Skip to content

Materialization

Materialization controls how validated data is written to the target Delta table.

Think of it like choosing a filing strategy. You can append new pages to the end of a folder (append), update existing pages in-place (merge), keep every version of every page with dates (SCD2), or throw everything out and start fresh each day (overwrite).


Write Strategies

Strategy Use Case Typical Layer Business Value
append Immutable event logs Bronze, Gold (facts) Complete audit trail, nothing is ever lost
merge Upsert by primary key (SCD1) Silver, Gold (dims) Always current, deduplication built in
scd2 Track every change with history Silver, Gold (dims) Point-in-time analytics, regulatory compliance
overwrite Daily snapshots, full refreshes Gold (aggregates) Clean slate, simple to reason about

Append

Adds new rows without checking for duplicates. Ideal for event logs and transaction records.

Example: Append with date partitioning

materialization:
  strategy: "append"
  partition_by: ["ingestion_date"]

Merge (Upsert)

Matches incoming rows against existing rows using primary_key, updates matches, inserts new rows.

Example: Merge with deduplication guard

primary_key: ["customer_id"]

materialization:
  strategy: "merge"
  merge_dedup_guard: true        # Dedup incoming batch by PK before merge

Key behaviours:

  • Matched rows → UPDATE all non-key columns
  • Unmatched incoming → INSERT
  • Unmatched existing → kept as-is (no deletes)
  • _lakelogic_processed_at → updated on every merge (last modified)
  • _lakelogic_created_at → immutable (first-insert time)

SCD2 (History Tracking)

See Dimensional Modeling for full SCD2 configuration.


Overwrite

Replaces all data on each run. Use for pre-aggregated Gold tables that are recomputed daily.

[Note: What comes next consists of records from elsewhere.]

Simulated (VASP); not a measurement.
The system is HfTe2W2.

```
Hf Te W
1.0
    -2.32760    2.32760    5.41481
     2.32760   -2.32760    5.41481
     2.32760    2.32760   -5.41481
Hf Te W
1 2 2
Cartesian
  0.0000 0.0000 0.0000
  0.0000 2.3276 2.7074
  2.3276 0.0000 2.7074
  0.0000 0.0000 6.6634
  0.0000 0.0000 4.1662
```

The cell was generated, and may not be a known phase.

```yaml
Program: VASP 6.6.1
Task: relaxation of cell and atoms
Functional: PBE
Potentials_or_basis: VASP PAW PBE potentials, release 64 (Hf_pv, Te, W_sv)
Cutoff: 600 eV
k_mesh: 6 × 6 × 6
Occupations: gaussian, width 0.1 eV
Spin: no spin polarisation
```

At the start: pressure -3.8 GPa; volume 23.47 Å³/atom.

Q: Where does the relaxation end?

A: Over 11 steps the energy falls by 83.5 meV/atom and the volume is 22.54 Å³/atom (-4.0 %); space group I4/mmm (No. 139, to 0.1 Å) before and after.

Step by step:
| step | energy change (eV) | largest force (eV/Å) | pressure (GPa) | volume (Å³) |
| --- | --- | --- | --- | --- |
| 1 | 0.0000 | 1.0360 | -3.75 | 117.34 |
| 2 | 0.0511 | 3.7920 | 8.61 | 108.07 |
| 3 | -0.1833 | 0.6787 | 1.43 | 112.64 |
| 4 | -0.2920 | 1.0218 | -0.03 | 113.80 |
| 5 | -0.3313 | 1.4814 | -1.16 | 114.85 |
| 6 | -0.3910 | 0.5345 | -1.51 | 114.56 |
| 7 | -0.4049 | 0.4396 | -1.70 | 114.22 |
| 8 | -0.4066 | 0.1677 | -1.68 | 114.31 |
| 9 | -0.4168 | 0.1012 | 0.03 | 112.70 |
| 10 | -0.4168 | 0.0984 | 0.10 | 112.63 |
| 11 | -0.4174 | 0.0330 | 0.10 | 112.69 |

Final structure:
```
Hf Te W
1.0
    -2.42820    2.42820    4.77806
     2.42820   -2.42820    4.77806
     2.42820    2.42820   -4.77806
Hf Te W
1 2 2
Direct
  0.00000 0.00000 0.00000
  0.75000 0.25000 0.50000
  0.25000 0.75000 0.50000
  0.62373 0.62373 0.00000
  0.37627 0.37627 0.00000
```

Example: Daily overwrite with monthly partitions

materialization:
  strategy: "overwrite"
  partition_by: ["month"]

Partitioning & Clustering

Partitioning organises data into physical directories. Clustering sorts data within partitions for faster queries.

Example: Partition by country, cluster by customer

materialization:
  partition_by: ["country", "created_date"]
  cluster_by: ["customer_id"]

Target Path & Format

Example: Explicit target path

materialization:
  target_path: "{data_root}/{silver_layer}_{system}_customers"
  format: "delta"                # parquet | delta | iceberg | csv
  location: "abfss://container@account.dfs.core.windows.net/silver/customers/"

Soft Deletes (CDC)

When load_mode: cdc, LakeLogic automatically handles soft deletes — marking rows as deleted rather than physically removing them. This preserves audit trails and enables "as-of" queries.

Example: Soft delete column configuration

materialization:
  soft_delete_column: "_lakelogic_is_deleted"
  soft_delete_value: true
  soft_delete_time_column: "_lakelogic_deleted_at"
  soft_delete_reason_column: "_lakelogic_delete_reason"

Table Properties

Example: Auto-optimize Delta tables

materialization:
  table_properties:
    "delta.autoOptimize.optimizeWrite": "true"
    "delta.autoOptimize.autoCompact": "true"

  compaction:
    auto: true
    vacuum_retention_hours: 168

Fact Table Configuration

See Dimensional Modeling for the fact: block (transaction, periodic snapshot, accumulating snapshot, factless, aggregate).